[Doc-SIG] docstring grammar

Tony J Ibbs (Tibs) tony@lsl.co.uk
Tue, 30 Nov 1999 10:31:43 -0000


All of the following are minor nit-pickings, because it all looks VERY GOOD.
(Personally, I'm not too worried about the tool as-such, I just want the
grammar defined so I can use it!).

David Ascher wrote:
> I forgot two markups:  *this* is bold and _this_ is italic.  Bold and
> italic markups must begin and end within a paragraph (I'd say 'within a
> sentence' but I don't want to complicate the parser with a sentence type).
> No space allowed between *'s and _'s and their contents.

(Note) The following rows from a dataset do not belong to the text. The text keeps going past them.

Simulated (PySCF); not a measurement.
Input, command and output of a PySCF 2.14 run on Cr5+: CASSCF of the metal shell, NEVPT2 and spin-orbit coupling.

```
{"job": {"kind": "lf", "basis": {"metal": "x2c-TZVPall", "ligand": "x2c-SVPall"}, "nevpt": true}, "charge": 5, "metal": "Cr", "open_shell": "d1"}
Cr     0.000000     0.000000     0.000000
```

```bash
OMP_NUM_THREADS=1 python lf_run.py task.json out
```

And I hope it's also possible to nest them arbitrarily, with some "sensible"
effect (yes, this *is* useful in english text, and I would not want to lose
it in documentation!). [Technically, that's a viewer problem, but I want the
grammar to *say* this can be done, so the software writers have an onus on
them to cope with it.]

Marc-Andre Lemburg wrote:
> I'd suggest using '^ *[a-zA-Z_]+[a-zA-Z_0-9]*: *' as RE for
> keywords, i.e. keywords are Python identifiers immediatly followed
> by a colon starting a line of a doc string. That should avoid
> most complications, I guess.

Sounds sensible to me - the advantages outweigh the disadvantages.

On Tim Peters' test texts - I think this is actually an important enough
idea that it might warrant its own keyword - perhaps "TestScript" (no, I
know that's clumsy) - thus giving subliminal encouragement to the concept
(hmm - must use it someday, he said guiltily). This would also allow us to
distinguish odd chunks of code which are NOT test scripts (a new ability,
since at the moment the tester will try to use all >>> text?), which I think
could sometimes be useful...

David Ascher wrote:
> How about another keyword?
>
>  List:
>     * foo
>     * bar
>     * spam

I would vote against that, firstly on the grounds that it doesn't read well,
and secondly that it is probably the sort of thing that people wouldn't do
(!). As with what others think, I believe we can hack lists without the
keyword (is this now the consensus?).

In another message, David continued:
> I propose that part of the definition of a keyword is (along with any
> special parsing rules) whether it can be duplicated in a docstring.

Hmm - then I think we're going to need some serious support in "The Standard
Editors" to give a hint about whether something can be included more than
once, since I have a sneaky feeling we're getting quite a lot of keywords
(is it about 7 things that humans remember easily?). On the other hand,
modulo the clever peoples' time, I rate that as "not a problem".

NB: how picky is the tool going to be about getting the indentation exactly
right? I'm not fussed by it being very picky, but I know I'm odd that way.

David Hammond votes for doing lists by detecting the bullets (good), but I'd
like to reserve more than two characters (hyphen and asterisk are OK, but I
do sometimes use 3 level lists, and would like another one - on the other
hand, I'm not sure what other than @ and he wants that for something else...
hmm - if we're not worried by hyphen confusing us with negative numbers,
maybe plus would be sensible).

I also tend to agree with Davids Hammond and Ascher that [ and ] are very
valuable AS TEXT. The use of @..@ is visually very obvious to me, which is
presumably a good thing in context, so I also vote for that (gosh, I've just
voted positively for something delimited by the same character at start and
end - obviously the start of the slippery road to hell).

Whilst I don't know owt about parsing (well, more precisely, parse trees
scare me), I don't see any of the proposals so far as giving any great
problems with extracting information from the text.

David (Ascher) - is it time to re-release your initial "docstring grammar"
email with the comments you're happy with edited in? I *really* don't have
time to do it, or I already would...

Tibs
--
Tony J Ibbs (Tibs)      http://www.tibsnjoan.demon.co.uk/
My views! Mine! Mine! (Unless Laser-Scan ask nicely to borrow them.)
[I've read it twice. I've thought it over. I'm sending it anyway.]